Winter storm will bring more Valley rain and heavy mountain snow through Monday with lingering showers Monday night. Isolated thunderstorm chances today and tomorrow. Locally gusty south to southwest ridgetop winds today. Cold and dry weather returns next week. Additional unsettled weather possible late week.

Discussion

Widespread precipitation has been observed across interior NorCal over the past 24 hours, as a major winter storm brings moderate rainfall and heavy mountain snow. Current radar shows two main bands of moisture impacting northern California this morning, with a break in precipitation in between. Patchy dense fog has developed in some areas this morning, such as Sac International Airport where rain has temporarily subsided and visibility has dropped to 1/8 SM. If you encounter fog, be sure to slow down and use low beam headlights.

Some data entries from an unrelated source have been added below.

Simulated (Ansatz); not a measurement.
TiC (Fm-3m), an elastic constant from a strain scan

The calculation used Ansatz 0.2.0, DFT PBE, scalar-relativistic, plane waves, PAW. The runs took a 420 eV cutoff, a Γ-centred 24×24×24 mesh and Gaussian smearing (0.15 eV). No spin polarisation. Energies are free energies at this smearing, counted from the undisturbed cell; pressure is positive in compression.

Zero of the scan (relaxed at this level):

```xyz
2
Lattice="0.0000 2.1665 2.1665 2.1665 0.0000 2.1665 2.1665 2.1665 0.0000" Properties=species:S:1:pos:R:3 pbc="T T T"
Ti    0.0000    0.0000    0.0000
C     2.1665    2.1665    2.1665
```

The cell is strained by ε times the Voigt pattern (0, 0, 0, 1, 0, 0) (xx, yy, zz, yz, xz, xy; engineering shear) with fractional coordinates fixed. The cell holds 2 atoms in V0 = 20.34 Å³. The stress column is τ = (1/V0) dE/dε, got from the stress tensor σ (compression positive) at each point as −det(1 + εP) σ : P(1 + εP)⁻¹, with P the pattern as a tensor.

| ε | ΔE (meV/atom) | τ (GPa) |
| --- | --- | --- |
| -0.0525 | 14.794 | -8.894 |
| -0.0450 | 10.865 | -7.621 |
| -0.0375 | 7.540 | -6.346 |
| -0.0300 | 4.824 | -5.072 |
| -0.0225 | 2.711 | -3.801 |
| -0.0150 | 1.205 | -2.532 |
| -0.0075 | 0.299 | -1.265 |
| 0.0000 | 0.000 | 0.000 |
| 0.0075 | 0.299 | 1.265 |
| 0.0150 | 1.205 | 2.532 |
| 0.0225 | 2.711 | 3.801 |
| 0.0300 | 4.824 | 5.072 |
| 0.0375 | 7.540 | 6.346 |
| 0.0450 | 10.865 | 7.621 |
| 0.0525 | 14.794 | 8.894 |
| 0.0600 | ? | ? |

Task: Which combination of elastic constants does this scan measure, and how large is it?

24 hour rain totals vary throughout the Valley, with 0.15″ at KRDD, 1.75″ at Downtown Sacramento, and 0.74″ at KSCK. Portions of the Sierra foothills have observed higher amounts, with 2.31″ at KBLU and 2.21″ at KAUN.

Additional rain and heavy mountain snow are expected through tomorrow as the main low approaches the region.

Colder air associated with this low will allow for snow levels to continue to lower this morning, down to around 4,000 – 5,000 feet for the Sierra Nevada and 3,500 – 4,000 feet for the Shasta County mountains.

A Winter Weather Advisory remains in effect for the northern mountains and Burney Basin through 4 am PST Monday. A Winter Storm Warning remains in effect for the northern Sierra and mountains of western Plumas County and Lassen Park through 4 am PST Monday.

Locally gusty ridgetop winds are also expected today, out of the south to southwest direction, and strongest south of Highway 50 where ridgetop gusts 45 to 60 mph are possible.

Thunderstorms will also be possible with this system today, and again tomorrow late morning – early evening. Best chances are over the Sacramento Valley and Sierra foothills. Thunderstorms imply the potential for impacts such as lightning, small hail, gusty winds, and heavy rain.

Precipitation will taper off late Monday, with lingering shower chances overnight. Dry conditions return to the region by Tuesday and Wednesday as the low shifts eastward. Near to below freezing low temperatures are possible in the Valley on Wednesday morning, as the National Blend of Models currently has several patchy areas with a greater than 50 percent probability of 32 degrees or below.

Extended Discussion (Thursday through Sunday)

Ensemble guidance indicates another trough approaching the region late next week. There is still high uncertainty in the cluster analysis so confidence in timing and amounts for any precipitation potential late week and into the weekend is low.

The Extreme Forecast Index (EFI) continues to highlight areas of below normal daytime high and overnight low temperatures to continue for most of the extended forecast period.